The flower shop owner was, at the time, the top designer in the entire state and was much in demand for weddings as well as office and resort floral displays. This kept him very busy jetting to the other islands, and he was only at the store during business hours a couple of times per week to check on bookings. Those of us working there basically answered the phones, helped the walk-in customers, and constantly made leis of every kind. The boss had several gigantic coolers of beautiful tropical floral displays that were ‘sold out’ daily. Somehow, as if by magic, the coolers were refilled with dozens of new ‘creations’ by the next morning. Our boss was amazing at creating unique designs….the prices were expensive but the guests did not complain.

Our boss also had another business, a limousine service. The fleet of limos only had Silver Cloud Rolls Royces! Part of my job was to make flower deliveries. IF the boss gave me a large delivery AND ALSO had me deliver it by limo, then I knew that the flowers were going to a V.I.P. The limo driver, of course, wasn’t telling me where we were going. Usually we didn’t get to actually meet any celebrities. If the deliveries were made to a luxury hotel, then the flowers and I only made it as far as the Concierge. If the flowers were going to an individual’s personal home, usually a mansion or mini-mansion, then a maid or butler would take the flowers and I’d get a decent tip. I could drive up and down the streets of Kahala and Black Point and Aina Haina; also around Diamond Head and all the way up the ‘Gold Coast’ and point out the homes of every celebrity if I’d wanted to. But usually that didn’t excite me anymore because, with the exception of Cher, most of them were not especially what I would call NICE.

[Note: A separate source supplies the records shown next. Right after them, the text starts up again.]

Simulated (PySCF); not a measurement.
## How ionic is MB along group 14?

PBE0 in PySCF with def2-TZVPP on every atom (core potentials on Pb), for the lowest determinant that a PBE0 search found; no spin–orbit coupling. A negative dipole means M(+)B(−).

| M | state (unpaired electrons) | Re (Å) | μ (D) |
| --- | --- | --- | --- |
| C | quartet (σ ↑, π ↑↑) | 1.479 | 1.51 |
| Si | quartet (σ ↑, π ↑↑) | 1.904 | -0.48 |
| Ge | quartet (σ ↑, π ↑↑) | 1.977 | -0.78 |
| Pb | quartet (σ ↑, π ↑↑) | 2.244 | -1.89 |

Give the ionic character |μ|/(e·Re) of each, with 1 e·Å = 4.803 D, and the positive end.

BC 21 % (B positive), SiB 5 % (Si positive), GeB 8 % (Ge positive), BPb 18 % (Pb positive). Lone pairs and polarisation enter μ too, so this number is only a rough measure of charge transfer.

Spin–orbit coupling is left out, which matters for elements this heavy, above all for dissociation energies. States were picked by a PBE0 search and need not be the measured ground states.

Usually my boss didn’t take me along with him to help set up for weddings and I didn’t particularly enjoy it anyway because of a nasty motorcyle-riding has-been celebrity, whom I won’t name, that made it not at all fun. Besides, I never did like those quickie Hawaiian weddings that folks do on the spur-of-the-moment because it’s not the way I was raised (to honor and sanctify marriage). Naturally, this was a huge money-maker for my boss tho! One of my favorite set-ups, however, was at Christmas. There were dozens of large banks and other office buildings that hired us to totally transform their lobbies into a Christmas wonderland, and it had to be done overnight so that their employees would come in the next day to see the ‘magic’ that had taken place. That was so much fun! My favorite was the 3-story Christmas tree that we erected totally out of red poinsettia plants. It was awesome. Lotsa folks don’t realize that most of the potted poinsettia plants that we buy at Christmastime on the mainland come from flower farms on the Big Island of Hawaii. My boss had a couple of plane-loads of plants for making these trees. The ingenuity and the work that went into making this happen was great to be a part of!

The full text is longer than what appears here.